Tuesday, April 14, 2009

How can integrating Business Applications help grow your business?

By Todd Fleming,
Senior Consultant, Microsoft Business Solutions, BroadPoint Technologies

The goal of integrating business applications is to consolidate key data from all systems that are customer touch points into one system accessible to all departments within your company. This allows each person within the company to have a complete view of the customer without having to research the customer's activities in all business applications used by the company. It allows your staff to sound more knowledgeable about your customers needs and therefore able to respond quicker to their inquiries.

Why retaining existing customers is so important

  • Research has shown that a 2% increase in customer retention has the same effect on profits as cutting costs by 10% and a 5% reduction in customer defection rate can increase profits by 25-125%, depending on the industry. ("Leading on the Edge of Chaos", Emmett C. Murphy and Mark A. Murphy)
  • "It costs the average business 5 to 10 times more to acquire a new customer than to retain and existing one." The Loyalty Effect & Loyalty Rules Marketing Metrics 2002
  • Most business leaders (80%) believe they do a good job in building customer relationships, while only 8% of customers agree, according to research from The Whetstone Edge

Benefits of integrating business applications

  • Allows you to better understand your customer's needs
  • Allows you to more quickly respond to customer inquiries
  • Provides for a more personal relationship with your customers
  • Provides for better analysis and future decision making in meeting your customer's ongoing needs
  • Reduces the need for duplicate entry and increases data accuracy

Things to consider when choosing an Integration Solution

The ideal integration solution allows the company's applications to communicate and exchange business transactions, messages, and data with each other using standard interfaces. It enables applications to transfer data in real-time or in scheduled batches in either a bidirectional or unidirectional configuration. The four elements needed in an integration solution include:

  • Management - The Integration solution should include an interface for data administration and data management tasks. The interface should allow for management of rules, scheduling of jobs, system configuration and other administrative tasks such as configuration of alerts and notifications.

  • Data Cleansing - Data cleansing tasks should be part of the integration process prior to loading the master data source. The integration solution should include a tool for cleansing and matching data and the ability to update records when matches are found.

  • Customer Cross Reference - An Integration Solution must include customer reference data for all connected applications and must communicate any changes in the master data to all affected applications. The repository needs to have the ability to manage unique master record keys and associated cross-reference keys that link back to source systems.

  • Scalability - An Integration solution with low cost of ownership for enterprises requires the ability to easily extend the solution to other data sources or eliminate existing data sources as your business needs grow and change.

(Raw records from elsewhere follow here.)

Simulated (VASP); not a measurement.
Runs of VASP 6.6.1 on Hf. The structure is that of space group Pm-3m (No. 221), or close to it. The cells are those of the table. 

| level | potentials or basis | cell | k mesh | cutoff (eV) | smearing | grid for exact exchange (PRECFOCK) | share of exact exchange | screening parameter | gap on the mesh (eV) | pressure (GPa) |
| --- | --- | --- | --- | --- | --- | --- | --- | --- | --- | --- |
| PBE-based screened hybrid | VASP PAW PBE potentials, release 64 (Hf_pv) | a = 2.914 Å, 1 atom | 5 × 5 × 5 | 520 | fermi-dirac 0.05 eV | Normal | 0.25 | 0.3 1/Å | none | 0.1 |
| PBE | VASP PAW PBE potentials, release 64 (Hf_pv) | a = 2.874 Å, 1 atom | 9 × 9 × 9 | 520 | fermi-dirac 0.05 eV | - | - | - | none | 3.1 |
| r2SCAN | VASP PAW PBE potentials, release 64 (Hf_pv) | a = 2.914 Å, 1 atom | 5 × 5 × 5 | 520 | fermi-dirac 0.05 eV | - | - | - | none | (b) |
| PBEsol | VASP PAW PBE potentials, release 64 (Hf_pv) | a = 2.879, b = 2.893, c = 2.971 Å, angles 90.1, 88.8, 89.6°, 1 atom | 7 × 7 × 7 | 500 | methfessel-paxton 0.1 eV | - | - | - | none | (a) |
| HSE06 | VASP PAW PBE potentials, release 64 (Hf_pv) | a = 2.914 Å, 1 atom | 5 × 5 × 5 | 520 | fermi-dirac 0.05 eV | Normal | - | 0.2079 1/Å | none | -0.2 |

When implementing application integration technologies, the idea is to make the company more effective, more profitable, a better business partner and more accessible to its many clients. Integrating business applications allow you to consolidate and manage customer information from all available sources so that all departments in the company have access to the most current, complete, and comprehensive view of customer information. Doing so can greatly aid in the customer retention and customer acquisition process having a positive impact on your company's profitability.